Chelsea Football Club is greatly saddened to learn of the passing of Ian McNeill, our former assistant manager and one of the most significant figures in the club’s revival in the early 1980s. He was 85.
McNeill was the right-hand man to John Neal, Chelsea manager from 1981 to 1985, and during those years they oversaw a rapid rise from near the bottom of the old Second Division to the upper reaches of the top flight, with McNeill’s eye for a player especially important.
As a scout, his record is among the most impressive in the club’s history. A string of previously little-known players who were recruited went on to become major names including Kerry Dixon, Steve Clarke, Pat Nevin, Gordon Durie and Joe McLaughlin. McNeill’s scouting network in his native Scotland was particularly fruitful and his knowledge of the English lower leagues important.

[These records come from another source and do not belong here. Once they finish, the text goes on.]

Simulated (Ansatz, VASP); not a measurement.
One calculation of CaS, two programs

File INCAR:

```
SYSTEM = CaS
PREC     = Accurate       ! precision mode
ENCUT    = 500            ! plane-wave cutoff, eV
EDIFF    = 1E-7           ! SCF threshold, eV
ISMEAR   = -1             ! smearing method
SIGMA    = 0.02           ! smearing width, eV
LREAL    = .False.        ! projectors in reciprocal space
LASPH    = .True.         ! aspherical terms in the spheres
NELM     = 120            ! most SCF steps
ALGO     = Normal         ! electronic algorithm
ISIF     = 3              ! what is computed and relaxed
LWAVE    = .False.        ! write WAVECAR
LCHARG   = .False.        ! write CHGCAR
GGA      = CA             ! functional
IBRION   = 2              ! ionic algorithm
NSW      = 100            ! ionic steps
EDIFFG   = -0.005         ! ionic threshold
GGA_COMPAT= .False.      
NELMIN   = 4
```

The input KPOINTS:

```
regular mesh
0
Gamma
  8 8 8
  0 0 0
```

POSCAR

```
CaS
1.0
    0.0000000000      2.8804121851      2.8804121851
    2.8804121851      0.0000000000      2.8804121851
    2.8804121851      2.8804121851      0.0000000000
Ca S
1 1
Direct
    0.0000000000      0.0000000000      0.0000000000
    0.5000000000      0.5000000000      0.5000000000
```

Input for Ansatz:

He had been a player both north and south of the border before turning to management at non-league level. It was McNeill who led Wigan Athletic into the Football League in 1978 after many years of knocking on the door by the Lancashire club. He linked up with Neal at Second Division Chelsea in 1981 but the team’s form was initially inconsistent at best, with an FA Cup giant-killing of European champions Liverpool a rare joy.
A watershed moment was reached in the summer of 1983. Relegation to the Third Division had been narrowly avoided and a major overhaul of the squad was imperative. Ken Bates had not long been chairman of a financially stricken club and limited funds were made available. Wise-spending was vital and in the space of that close season one of the most impressive recruitment drives ever took place with many of those signed originally spotted by McNeill.
The improvement in results was instant and a Second Division championship win was followed by a sixth-place finish in the top division and an appearance in the League Cup semi-finals.
McNeill was the man alongside Neal on match days and had plenty of responsibility on the training pitch too. He would on occasions write the manager’s page in the matchday programme and with Neal unfortunately failing in health, his importance along with coach John Hollins in running the team grew.
When Neal could continue in his job no longer, Hollins became manager with the Neal/McNeill partnership initially retained in an ‘upstairs’ role and the latter’s scouting continued to lead to new signings, but McNeill returned to team management in his own right at Shrewsbury Town in 1987.
He later became a full-time scout and when working for Leeds, unearthed Jimmy Floyd Hasselbaink who at the time was playing in Portugal. He was back scouting for Chelsea last decade and after retiring, returned to live in Scotland.
We send our deepest condolences to Ian’s family and friends.